“Final call” for SAS as airline cuts 800 jobs

Scandinavian airline will look to cut jobs, reduce wages and sell off assets as it seeks to save nearly 3 billion kroner a year until 2015

Beleaguered Scandinavian airline SAS has unveiled a last-ditch plan aimed at securing the additional 2.8 billion kroner in revenue the airline needs each year in order to keep flying. Announced today in Stockholm, the plan hinges on employees accepting an average 12 percent wage reduction.

Employees will be asked to accept wage and pension reductions, fringe benefit cuts and longer working hours. The plan, which would also consolidate administrative activities at the airline's head office in Stockholm, is designed to bring the SAS work force down from around 15,000 to 9,000 employees.

The aggressive plan, named 4Excellence Next Generation, is also expected to find savings by trimming away some 6,000 jobs through the sale of subsidiary companies SAS Ground Handling and Widerøe, a regional airline, as well as by discontinuing about 800 administrative jobs.

“SAS is facing major and necessary changes," Rickard Gustafson, SAS’s managing director, said. “4Excellence Next Generation enables us to establish an entirely new platform for SAS’s future. It is a comprehensive plan that places significant demands on the entire organisation, but which is necessary to address the conditions prevailing in the market.”

The airline has given employees’ unions six days to accept the plan. Should they do so, the plan will go into effect on November 18.

“This is our ‘final call’, if SAS is to continue. We have been given this last chance to start from scratch and implement these fundamental changes. I realise that we’re asking much of our employees, but there is no other way. I hope our loyal and dedicated workers have the will to fight for SAS’s survival.”
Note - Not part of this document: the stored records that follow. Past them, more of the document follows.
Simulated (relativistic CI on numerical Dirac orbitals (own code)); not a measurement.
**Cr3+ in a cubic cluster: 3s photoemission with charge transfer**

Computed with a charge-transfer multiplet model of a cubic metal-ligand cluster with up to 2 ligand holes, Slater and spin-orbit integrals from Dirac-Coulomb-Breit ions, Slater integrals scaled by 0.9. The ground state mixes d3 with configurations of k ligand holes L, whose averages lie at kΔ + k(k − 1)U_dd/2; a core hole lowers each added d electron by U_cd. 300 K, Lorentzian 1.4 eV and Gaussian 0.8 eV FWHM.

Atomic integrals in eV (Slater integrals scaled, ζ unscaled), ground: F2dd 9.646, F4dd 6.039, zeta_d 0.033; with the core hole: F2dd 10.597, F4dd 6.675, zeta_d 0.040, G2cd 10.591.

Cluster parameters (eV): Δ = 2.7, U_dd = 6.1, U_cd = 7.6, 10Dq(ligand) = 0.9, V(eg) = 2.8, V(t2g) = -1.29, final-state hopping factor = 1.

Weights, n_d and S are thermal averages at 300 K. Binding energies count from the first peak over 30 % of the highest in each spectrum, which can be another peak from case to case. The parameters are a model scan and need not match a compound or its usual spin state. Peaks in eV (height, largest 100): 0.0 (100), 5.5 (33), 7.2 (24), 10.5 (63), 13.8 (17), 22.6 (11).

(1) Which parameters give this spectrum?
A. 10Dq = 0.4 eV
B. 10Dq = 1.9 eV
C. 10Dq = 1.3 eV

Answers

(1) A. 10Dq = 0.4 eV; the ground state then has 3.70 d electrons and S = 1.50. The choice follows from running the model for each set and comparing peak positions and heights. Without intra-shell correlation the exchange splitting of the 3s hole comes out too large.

In order to reach the financial goals by 2015, SAS has received credit lines in excess of 3 billion kroner from seven banks and the three Scandinavian countries of Denmark, Sweden and Norway, who together own 50 percent of SAS shares. In certain cases, the participation of the Scandinavian states is subject to parliamentary approval.

SAS has implemented a number of savings plans in recent years that have led to its workforce being cut each year since 2004, when 32,481 people were employed.

The first plan came in 2002, when the Turnaround 2005 plan slashed 6,000 jobs. In 2007, Strategy 2011 plan resulted in subsidiary company SpanAir being sold and just a year later, in 2008, the Core SAS plan eliminated 4,500 jobs while pilots and cabin personnel were asked to accept wage reductions of up to 20 percent. 

The airline flew to 146 destinations in 2004, but to only 128 in 2011. Additionally, it had 215 planes at its disposal in 2011, compared with 297 in 2004.

Today's announcement was made as SAS presented third-quarter results showing that net profit had doubled to 434 million Swedish kronor as sales rose 5 percent to 11.1 billion kronor (1.6 billion).